There are many terms continually thrown around in the sphere of SEO, many of which seem to be synonymous. Crawling and Indexing are perfect examples of two words that are used incorrectly. Crawling and indexing both are interlinked with each other.
Both of these processes are necessary for your website to appear in search engine results.
Before getting into the difference between crawling and indexing let us first get to know what it means to have your page crawled and indexed.
How does crawling work?
Crawling is when search engines like Google, Bing, Yahoo & others send a bot to the web page or web post & “read” the page. Don’t be confused with having that page being indexed.
The method of travel by which the crawlers travel is website links. These website links bind together pages on a website & create a pathway for crawlers to reach trillions of interconnected website pages that exist.
Here are the following points to keep in mind before Crawling-
Crawling is the first part of having the search engine recognize your page & going through all the relevant details (posts, articles, blogs, etc.) provided on your website.
Having your page crawled doesn’t necessarily mean your page would be indexed & found.
When we say getting crawled it means that Google has started looking at the page. Depending on whether or not the content is “new” or otherwise has something to “provide to the internet”, it may schedule to be indexed meaning it has the possibility of ranking.
Crawling is generally done by Google within a week but getting your page indexed thereafter takes a longer period i.e. 2-3 weeks.
Crawlers provide a cache certificate after a successful crawl.
Crawling and Indexing both are important parts of SEO to rank the web pages in the SERPs.
The more you keep updating your website with the latest content i.e. blog, article, post the higher the chances of your page being crawled again. When Google crawls a page, it looks at the links on that page & schedules the Google bot to check out those pages.
How does indexing work?
Indexing means organizing & storing all the relevant information in the database after crawling the web pages & displaying the results from the collected information after the search query. If the search engine deems your page worthy, then only it will index it. Once a page is in the index, it’s ready to be displayed as a result of a relevant query.

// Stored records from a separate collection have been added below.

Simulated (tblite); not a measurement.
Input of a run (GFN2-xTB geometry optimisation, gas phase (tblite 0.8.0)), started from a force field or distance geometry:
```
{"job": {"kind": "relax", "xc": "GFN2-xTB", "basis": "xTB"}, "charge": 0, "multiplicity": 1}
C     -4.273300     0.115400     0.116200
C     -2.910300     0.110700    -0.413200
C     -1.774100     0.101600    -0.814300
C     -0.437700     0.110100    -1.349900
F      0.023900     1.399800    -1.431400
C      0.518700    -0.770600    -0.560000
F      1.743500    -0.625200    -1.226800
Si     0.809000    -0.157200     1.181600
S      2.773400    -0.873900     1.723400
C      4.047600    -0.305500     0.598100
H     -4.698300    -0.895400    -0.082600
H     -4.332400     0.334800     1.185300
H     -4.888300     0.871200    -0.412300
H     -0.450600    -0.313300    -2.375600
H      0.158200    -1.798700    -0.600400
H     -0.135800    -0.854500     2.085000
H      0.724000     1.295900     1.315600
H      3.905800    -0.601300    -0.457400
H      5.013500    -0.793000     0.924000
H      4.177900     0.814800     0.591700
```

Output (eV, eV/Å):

The index catalogs & organizes– detailed data on the nature of the content, a map of all the pages that each page links to, other information about links, such as if they are ads or not, where they are located on the page & other aspects of the content of the link.
Here are the following points to keep in mind while indexing-
Indexing is the result of successful crawling. The indexer is responsible for building the index by processing the files returned by the crawler.
Every indexed site is crawled as the search engine displays the page in the results.
When we say Indexing, it means that Google sorts the information that it has gathered from crawling the web pages. It includes information about words and their location.
Indexing generally takes 2-3 weeks depending on the domain authority.
Indexing is updating the cached webpages in the search engine database. The Google Search Console (GSC) shows the indexed pages. It lets you upload an XML sitemap, also lets u tell Google what you would LIKE for them to index & how often it should check back for changes.
Google will index new & fresh content which improves the user experience & decides which keywords and what ranking in each keyword search your page will land. The richer & insightful the content, the higher would be ranking in search results.